In Martinez v. Hawkeye-Security Insurance Co., 195 Colo. 184, 576 P.2d 1017, 1019 (1978), the Colorado Supreme Court stated that “[a]n insurance policy and endorsement attached to it must be considered as a single instrument, and they should be construed together in the absence of an internal conflict which cannot be reconciled. The endorsement, being the last expression of intent, prevails if the language of the two conflict.” (Cited in Simon v. Shelter General Ins. Co., 842 P.2d 236, 241 (Colo.1992)). The question arises whether- the endorsement. (later canceled) for the “Hiring/Supervision” exclusion conflicts with the “Assault and Battery” exclusion. The deletion of the endorsement took place two months after the execution of the contract and • Defendants contend this indicates the intent of the parties to expressly provide such coverage. The Court is not persuaded, however, by Defendants’ arguments that the provisions conflict. The “Hiring/Supervision” exclusion was deleted from the policy, effective on the date the policy was issued. As such, it is not in effect and cannot be said to conflict with another provision which remains in force. The Court is also not persuaded that the intent of the parties is made clear by the fact of deletion of the endorsement. The parties’ intent could also have been to delete what they considered a duplicitous provision, relying on the “Assault and Battery” exclusion already in place. Or, they could have intended to delete a provision which was thought to conflict with the “Professional Liability” provision. Any determination of the parties’ intent with regard to the deletion of the “Hiring/Supervision” exclusion calls for speculation.

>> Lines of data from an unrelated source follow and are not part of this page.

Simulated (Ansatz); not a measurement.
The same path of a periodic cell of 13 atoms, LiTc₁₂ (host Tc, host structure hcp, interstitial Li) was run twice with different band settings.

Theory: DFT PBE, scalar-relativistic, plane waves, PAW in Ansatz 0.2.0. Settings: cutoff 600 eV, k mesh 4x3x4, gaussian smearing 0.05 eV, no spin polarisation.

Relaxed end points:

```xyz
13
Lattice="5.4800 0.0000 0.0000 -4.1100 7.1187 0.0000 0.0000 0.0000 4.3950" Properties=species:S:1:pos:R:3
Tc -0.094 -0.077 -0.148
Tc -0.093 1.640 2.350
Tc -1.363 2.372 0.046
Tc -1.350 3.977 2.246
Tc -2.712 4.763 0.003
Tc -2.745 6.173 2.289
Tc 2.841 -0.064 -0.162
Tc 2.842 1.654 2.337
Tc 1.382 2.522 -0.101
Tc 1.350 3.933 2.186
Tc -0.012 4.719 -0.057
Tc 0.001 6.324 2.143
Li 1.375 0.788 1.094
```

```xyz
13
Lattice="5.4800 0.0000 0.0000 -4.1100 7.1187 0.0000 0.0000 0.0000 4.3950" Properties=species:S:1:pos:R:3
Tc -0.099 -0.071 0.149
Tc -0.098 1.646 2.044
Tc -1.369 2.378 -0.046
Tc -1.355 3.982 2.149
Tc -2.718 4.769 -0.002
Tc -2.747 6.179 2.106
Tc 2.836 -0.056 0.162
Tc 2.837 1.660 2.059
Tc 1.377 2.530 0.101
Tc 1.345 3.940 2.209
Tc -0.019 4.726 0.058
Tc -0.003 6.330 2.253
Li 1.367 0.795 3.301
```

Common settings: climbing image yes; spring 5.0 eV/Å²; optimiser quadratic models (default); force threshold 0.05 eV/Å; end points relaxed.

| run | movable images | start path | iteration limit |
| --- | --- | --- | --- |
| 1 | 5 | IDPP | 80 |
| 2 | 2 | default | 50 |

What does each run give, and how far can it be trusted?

On the other hand, an examination of the whole of the remainder of the policy, and an application of it to the underlying claims in the state case, reveals that the “Assault and Battery” exclusion conflicts with the “Professional Liability” coverage provided. The Court is persuaded that the “Assault and Battery” exclusion covers acts of negligence regarding the prevention or suppression of *1378such acts, as the language of that exclusion clearly states. The “Professional Liability” provision is broader, and covers damages “arising out of any negligent act, error or omission in rendering or failing to render professional services” relating to the operation of the halfway house. Defendants state that it was the negligent rendering of “professional halfway house services” which lead to Staley’s escape and his ability to kill Robert Read. The “Professional Liability” portion of the policy covers such acts of negligence as would arise under the circumstances of operating a halfway house for ex-offenders, including the failure to provide appropriate supervision over its residents. Plaintiff admits that this provision extends to claims of negligent supervision resulting in bodily injury. Thus, the broad coverage provided in the “Professional Liability” portion conflicts with the narrower “Assault and Battery” exclusion. Plaintiffs argument that the “Assault and Battery” exclusion simply precludes coverage for this particular sort of negligent supervision-leading-to-bodily-injury claim fails to clarify this conflict.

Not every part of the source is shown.